We ask because into the 90s, this became a term for “Intelligent” Miami Bass, like Dynamix II or Beat Dominator for example, as well as Detroit’s 2nd wave of Techno like a lot of Underground Resistance’s catalog, or even Direct Beat and 430 West, yet not long after the term seemed to have gotten lost and it became known as “Electro Bass”, shortly after “Electro”…what was your inspiration for creating that song?
A: Freestyle Music. Shannon, Stevie B, TKA, Noel, Expose’. It was street music also called Latin Hip Hop which inspired “Call It Techno”, It all came from “Planet Rock” 100%. Even Juan Atkins “Clear” by Cybotron. Juan claims to have never heard “Planet Rock” when he produced “Clear”. However it wasn’t the version everyone knows, because that “Clear” clearly says MIXED BY Jose “Animal” Diaz and Diaz remixed it to sound like “Planet Rock”, so even Detroit putting out it’s first Electro-Funk record was still just another great New York record from 1983. Hashim & Twilight 22 also, We considered those Hip Hop records with beats. Beats from Disco/Dance Music, and it all evolved from that. Miami Bass also came from that and Freestyle was always a New York-Miami connection. In 1988, the first wave of House came through, then Techno in 1989, but it wasn’t until 1990 where breaks & trance also first came through, and a lot of it arrived with rave. Detroit & Rave hit New York simultaneously.
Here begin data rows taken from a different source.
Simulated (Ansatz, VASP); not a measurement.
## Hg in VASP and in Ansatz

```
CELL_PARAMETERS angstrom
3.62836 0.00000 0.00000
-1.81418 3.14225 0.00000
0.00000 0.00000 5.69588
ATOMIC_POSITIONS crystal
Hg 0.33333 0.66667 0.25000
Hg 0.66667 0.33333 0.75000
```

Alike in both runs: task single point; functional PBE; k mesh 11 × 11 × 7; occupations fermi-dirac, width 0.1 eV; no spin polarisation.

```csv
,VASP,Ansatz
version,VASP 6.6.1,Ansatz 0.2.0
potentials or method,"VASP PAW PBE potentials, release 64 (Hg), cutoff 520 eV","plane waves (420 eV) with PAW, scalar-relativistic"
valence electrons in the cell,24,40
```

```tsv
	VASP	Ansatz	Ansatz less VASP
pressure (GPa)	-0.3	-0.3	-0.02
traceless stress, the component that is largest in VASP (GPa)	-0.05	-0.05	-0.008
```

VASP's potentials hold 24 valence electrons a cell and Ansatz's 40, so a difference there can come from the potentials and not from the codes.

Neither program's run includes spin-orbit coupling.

Q: While we are on the topic, what are your feelings about the whole argument of Electro only being Electro Funk, or Electro Bass? In this scene, there is a sense of elitism against Electro House, or even just the idea of Electronic Music being Electro in general, even given the history and the fact in the 70s people in the UK and perhaps even here in the US already referred to Electronic Music as Electro prior to Street Sounds. Obviously at this point it would be difficult to call it all Electro, nor would we really want to, but does this argument seem silly, or do you also feel Electro is only Electro Funk and Electro Bass music?
Electro-Funk is something Afrika Bambaataa was pushing from the time “Planet Rock” was released on April 17, 1982. Celluloid Records like “The Wildstyle” or Herbie Hancock “Rockit”, “Jam On It”. Washington D.C. had a small “Go-Go” scene which records like “Arcade Funk” came from which were also known as Electro-Funk. It didn’t stick though. It just became “Electro” and when the songs like “Let The Music Play” by Shannon came along, Electro became Freestyle. Miami Bass also started from Freestyle as early as 1984.
Many of Electro tracks fit in that equation, with Freestyle or Miami Bass which all came out during the 1980’s. Electro-Bass such as UR, 430 West and other Detroit based labels was strictly after 1990. Aux 88 isn’t much different then a lot of 1980’s electro but Detroit pioneered Electro-Bass early on, in 1990. Electro-House wasn’t even a thought before 2007 and doesn’t really fit into anything that came before it. Electronic House music might be a better way to describe that, where synths became more futuristic sounding then traditional based House songs.
Q: What would you say have been your feelings about the so called “Digital Revolution”, and the subsequent decline of vinyl? Do you feel as if Social Media and digital downloadable music have been of benefit to the music industry, or has it deteriorated everything to some degree?
A: The digital revolution put everything on the grid via the internet. It connected the entire world into one great movement. It deteriorated everything that came before, but it expanded on everything that existed. It’s great that the whole world is now tuned in, but it sucks that the original history isn’t important to most people doing it today.
Q: So were you one of the producers who sold their studios to jump on the Plug in bandwagon, or did you remain hardware oriented throughout all this time? What are your thoughts on the return to analog, and all these great issues and re-issues?
A: I still use Hardware. The Roland Aira system is the only new gear I got. I never needed anything else but my original Roland boxes anyway, I’m kind of simple in that sense. Drum Machines and Synths, the same way I always did it. And some samplers of course. Got to have samplers.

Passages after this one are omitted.